Forehand topspin is the most important attacking shot in table tennis. It's technically harder than the flat forehand, but it generates spin and a trajectory that makes returning it much harder — which is why it's worth teaching early, but in the right sequence.
Before you start teaching topspin
Forehand topspin isn't a drill for absolute beginners. A player should first master:
- The flat forehand (control) — consistent contact with the table from both sides
- Basic serving — a short serve with no spin or with backspin
- The ready position and recovery after a stroke
If a player still can't control a flat forehand, topspin will only reinforce bad stance and grip habits.
Teach topspin from the top down (brushing a ball that's rising or at table height), not from the bottom up (open racket, lifting). Starting with a loop-drive rather than topspin off a low ball gives the player a better foundation for further development.
Starting stance and grip
A right-handed player stands side-on to the table with the right foot set back half a step. Feet spread slightly wider than the shoulders, knees slightly bent, center of gravity low. A mistake I see at every level: the player stands too upright — when the ball is low, they lean forward instead of bending their legs.
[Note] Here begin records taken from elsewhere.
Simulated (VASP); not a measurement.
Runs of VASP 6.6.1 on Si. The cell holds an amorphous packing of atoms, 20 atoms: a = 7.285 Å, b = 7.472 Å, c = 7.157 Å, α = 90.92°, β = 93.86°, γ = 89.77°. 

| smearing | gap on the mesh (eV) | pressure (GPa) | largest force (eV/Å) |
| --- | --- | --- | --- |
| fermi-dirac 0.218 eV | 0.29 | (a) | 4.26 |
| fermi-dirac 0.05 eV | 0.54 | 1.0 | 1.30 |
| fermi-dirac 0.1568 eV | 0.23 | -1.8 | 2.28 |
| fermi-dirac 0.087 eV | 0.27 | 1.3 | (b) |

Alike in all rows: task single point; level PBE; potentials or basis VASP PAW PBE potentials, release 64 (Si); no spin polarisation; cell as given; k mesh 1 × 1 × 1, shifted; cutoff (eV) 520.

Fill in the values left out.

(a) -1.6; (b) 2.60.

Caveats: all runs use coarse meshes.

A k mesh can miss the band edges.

Shakehand grip: thumb on the forehand-side rubber, index finger on the backhand-side rubber. A loose hold — tension appears only at the moment of the stroke. Penhold: different rules, but the same principle of a relaxed grip.
Stroke mechanics
Forehand topspin is a movement of the hips and arm, not just the wrist. The most common mistake among students: they swing the arm without engaging the torso and lose most of their power.
Backswing
The hip rotates to the right (for a right-hander). Elbow close to the body, racket drops below the ball. Weight shifts onto the right leg.
Contact
Strike the ball as it rises. Brush from low to high and forward — the racket travels from 4 to 2 o'clock. Wrist acceleration at the moment of contact.
Follow-through
The motion continues forward and up. Don't stop the arm at the ball — that reduces both spin and power.
Recovery
Immediate return to the ready position. Weight back on both legs. Ready for the next ball.
Drill progression
Stage 1 — stationary forehand topspin (multiball)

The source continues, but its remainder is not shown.